2. When it is -30, and the stars are bright and the baby is in a sling zipped into your parka, the crunch of your snowshoes on the trail sounds like music played on instruments carved out of ice. You might imagine all the mothers in other places who wouldn’t dare leave the house with a baby in this temperature. Smug, you might even think I am a tough mother, one who looks winter in the eye and puts snowshoes on. Don’t let yourself forget: mothers have been doing this forever. Mothers who did not move to Alaska from elsewhere. Mothers who were once babies here. Mothers who long ago carried their babies into the winter in parkas, in kuspuks, in their arms. There are words older than you that describe the warmth the baby is feeling inside your parka. Words that you don’t know and may never know. Learn those words.
3. Ski on a shadow-lit trail in a bog. Marvel at Seussian spruce trees twisting in arcs over your head and imagine you are passing through needled tunnels. Skiing behind you, the eight-year-old declares, “Mom, sometimes I am bored with everything in the whole world.” This is the moment to teach her the word ennui. You tell her, “Mostly I feel ennui when I am at work, not while I am skiing.” Accept that she feels it while she is skiing.

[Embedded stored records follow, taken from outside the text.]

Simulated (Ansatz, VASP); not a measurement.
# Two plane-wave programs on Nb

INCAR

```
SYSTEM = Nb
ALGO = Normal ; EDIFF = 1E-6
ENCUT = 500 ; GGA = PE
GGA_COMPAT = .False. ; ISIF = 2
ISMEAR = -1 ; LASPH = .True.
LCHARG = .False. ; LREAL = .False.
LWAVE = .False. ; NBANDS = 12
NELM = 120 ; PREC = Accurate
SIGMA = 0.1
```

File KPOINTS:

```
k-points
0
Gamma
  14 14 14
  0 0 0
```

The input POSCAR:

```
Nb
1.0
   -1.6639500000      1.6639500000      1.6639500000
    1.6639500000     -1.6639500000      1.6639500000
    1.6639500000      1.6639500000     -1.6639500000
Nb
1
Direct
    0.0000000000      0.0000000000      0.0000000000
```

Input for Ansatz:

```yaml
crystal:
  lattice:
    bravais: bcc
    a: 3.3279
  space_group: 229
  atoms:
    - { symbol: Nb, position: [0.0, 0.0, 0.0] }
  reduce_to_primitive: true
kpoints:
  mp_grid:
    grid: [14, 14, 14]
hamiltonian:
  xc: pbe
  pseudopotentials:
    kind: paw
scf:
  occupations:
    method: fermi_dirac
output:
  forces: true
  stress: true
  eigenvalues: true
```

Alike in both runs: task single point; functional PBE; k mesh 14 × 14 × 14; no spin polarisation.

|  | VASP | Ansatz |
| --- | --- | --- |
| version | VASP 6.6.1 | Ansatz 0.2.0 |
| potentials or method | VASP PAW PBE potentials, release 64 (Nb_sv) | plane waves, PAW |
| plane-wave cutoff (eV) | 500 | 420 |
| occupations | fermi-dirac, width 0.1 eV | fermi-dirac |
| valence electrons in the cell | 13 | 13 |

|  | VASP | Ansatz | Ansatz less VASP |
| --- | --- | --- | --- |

4. Just as you are Velcro-ing the last mitten, one child says, “I need to pee!” Unbundle in the reverse order you bundled: mittens, hat, neck gaiter, coat, snowpants. Encourage the child to stagger to the bathroom with her snowpants around her knees. “Click, click,” her feet say as her ski boots slip and slide on the laminate flooring and threaten to topple her. It may be the best skiing that happens today. “Do you need help?” you ask. “No!” she shouts. Keep your fingers crossed that she will make it to the bathroom without peeing her snowsuit.
5. It is a good idea to have more than one snowsuit. Buy an extra the next time you go to the store.
6. The first time the beater circa 1989 Tundra snow machine (eligible but too ugly to race in the annual “Tired Iron” race in town) breaks down on the trail, ski back to the truck pulling the kids in the pulk. They think this is fun. They shout, “You are our dog! Mush! Mush!” They also think it is fun when, having gotten the snow machine running, their father, not having time to set up the ramp and fearing the engine will stall again at any moment, has to jump it, Dukes of Hazard style, directly into the back of the truck. They cheer wildly for him. Never admit to your husband that you are impressed as well.
7. Read books about the science, plants, weather, animals, history, and cultures of the Arctic even though you are a poet. When you stumble upon:
“There are two fundamentally different types of snow: that which falls from the sky and that produced by later changes in deposited snow. All snow crystals start as the first kind, but sooner or later they lose their original identity and become the second kind.”
in The Field Guide to Snow Crystals, realize this is true about your children as well, that sooner or later they will lose their original identity and become a second kind. Learn to be okay with this.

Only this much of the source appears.